President of Estonia takes to Twitter to respond:

Let's write about something we know nothing about & be smug, overbearing & patronizing: after all, they're just wogs
Guess a Nobel in trade means you can pontificate on fiscal matters & declare my country a "wasteland". Must be a Princeton vs Columbia thing
But yes, what do we know? We're just dumb & silly East Europeans. Unenlightened. Someday we too will understand. Nostra culpa.
Let's ##### on East Europeans: their English is bad, won't respond & actually do what they've agreed to & reelect govts that are responsible.
President of Estonia needs to learn to hide his butthurt better.
 
http://krugman.blogs.nytimes.com/2012/06/05/two-self-promotional-videos/

This is from last week on Krugman's European tour.

You can tell it is a British talk show because the comments are much more extended, rather than sound bite/talking points boiled down to 20 seconds each from hired "strategists." And, the background wallpaper appears to depict the ghosts of ancient Greek philosophers. (Maybe it's a night picture of the Elgin Marbles, stolen from the face of the Parthenon, which sit in the British Museum currently.)

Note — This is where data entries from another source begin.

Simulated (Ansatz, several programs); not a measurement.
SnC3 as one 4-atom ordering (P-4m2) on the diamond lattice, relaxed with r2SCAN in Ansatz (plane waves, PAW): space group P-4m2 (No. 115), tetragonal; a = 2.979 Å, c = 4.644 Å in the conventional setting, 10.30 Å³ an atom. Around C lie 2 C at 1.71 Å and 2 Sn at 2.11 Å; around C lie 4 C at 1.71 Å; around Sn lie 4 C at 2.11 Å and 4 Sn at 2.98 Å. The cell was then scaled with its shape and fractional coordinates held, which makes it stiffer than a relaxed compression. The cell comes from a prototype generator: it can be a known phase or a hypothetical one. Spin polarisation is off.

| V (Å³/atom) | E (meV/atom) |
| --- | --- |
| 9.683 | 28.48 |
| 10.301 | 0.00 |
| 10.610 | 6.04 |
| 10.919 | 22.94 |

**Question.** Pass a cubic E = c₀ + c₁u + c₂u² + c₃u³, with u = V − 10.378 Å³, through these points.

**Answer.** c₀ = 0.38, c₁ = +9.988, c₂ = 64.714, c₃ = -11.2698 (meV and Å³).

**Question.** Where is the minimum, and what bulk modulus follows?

Anyway, I like how Krugman (in my view anyway) basically destroys the "We should run the government like we run our household" argument, repeating what's in his column pasted a few posts above, and turns the false moralizing "what about the debt we leave to our children" argument back on them. The Tory MP is left to argue that recent graduates, finding the job market barren, should just start their own businesses. (Or as Mitt Romney recently argued, they can just borrow money from their parents.)